You are contributing everyday for mass deforestation in tropical forests – and probably don’t even know it.
Probably it is not the first time you hear this name and won’t be the last. This edible vegetable oil has been in the center of multiple controversies and NGO-lead campaigns due to its direct impact to environmental disasters such as mass deforestation of tropical forests in Southeast Asia, loss of biodiversity, emission of greenhouse gases (GHG) to the atmosphere and water and air pollution. Its unique characteristics, allied to the productivity of its crops (higher than any other vegetable oil) and price, make it an attractive choice for many industries and products such as food, cosmetics, biofuels and others. Meanwhile there are more than 15 million hectares of palm oil plantations worldwide, at the expense of the most biodiverse places on earth- tropical rainforests.
Palm Oil on your Shopping List
According to WWF, palm oil can be found in close to half of the packaged and/or processed items you find in the supermarket shelves. It is on those crispy chips or creamy cookies that you crave for. You can find it on chocolate, ice cream, cereals, bakery, pizza and generally in any kind of snack you can think of: Oreos, Snickers, Milka, Nutella, Ben & Jerry’s or the famous Mc Donald’s’ ice creams, you name it. This vegetable oil is also widely used in cosmetic and personal care products with 70% of the new 11700 cosmetic products in 2014 containing palm oil. Avoiding palm oil on cosmetic products is nearly impossible since the ingredient list may not name palm oil itself but instead its more than 200 derivatives. You can check a compilation of the alternative names for palm oil, put together by the Orangutang alliance, here.
But why palm oil instead of alternative crop-based oils? The popularity of palm oil among multiple industries derives mainly from its physical characteristics and productivity of its harvests which also contributes for the cheapest price among other vegetable crops.
Its semi-solid composition at room temperature, with a melting point that lies between 33ºC and 39ºC, exempts artificial hardening via hydrogenation which creates trans-fats, considered unhealthy and with strict incorporation limits in many markets, naming Denmark and the US. It is also resistant to oxidation and so enables a longer shelf-life, and odourless and colourless not altering the products’ characteristics. The crispy, crunchy and melt-in-the-mouth properties highly depend on palm oil as an ingredient.

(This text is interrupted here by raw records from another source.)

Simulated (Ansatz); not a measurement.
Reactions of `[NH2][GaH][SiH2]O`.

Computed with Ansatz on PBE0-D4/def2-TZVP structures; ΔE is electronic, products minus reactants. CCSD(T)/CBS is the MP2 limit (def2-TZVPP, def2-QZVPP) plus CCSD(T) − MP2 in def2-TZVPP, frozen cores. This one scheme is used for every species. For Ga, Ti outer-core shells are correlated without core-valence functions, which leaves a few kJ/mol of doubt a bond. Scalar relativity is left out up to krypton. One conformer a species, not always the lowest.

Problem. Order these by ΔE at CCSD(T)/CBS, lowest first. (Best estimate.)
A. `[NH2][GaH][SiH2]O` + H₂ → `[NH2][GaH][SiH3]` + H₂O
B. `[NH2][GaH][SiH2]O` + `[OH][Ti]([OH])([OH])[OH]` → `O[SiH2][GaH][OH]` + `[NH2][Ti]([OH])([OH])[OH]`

But the attractiveness of palm oil relies on more than its optimal properties: the world relies on palm oil to satisfy growing global demand for vegetable oil. Because of higher yield per hectare, the land needed for palm oil plantations is lower than that of competing crops for producing the same amount of product and requires a lower amount of pesticides. Producing the same quantity of oil by any other alternative would require about 2-5 times the amount of land.
More than in your shopping cart, it is in your car!
This first sentence may surprise you since palm oil’s visibility on media channels is mainly linked to food or cosmetic industries’ abuses. Nevertheless, and especially if you are a European citizen, you may consider looking more to your car tank than to your shopping cart.
Among all high-income regions, the EU is the third largest importer of palm oil and figures in the Top 10 of all regions importing the product. However, more than half of the quantity imported is used not in food or packaged products but directly in the production of biofuels, particularly biodiesel!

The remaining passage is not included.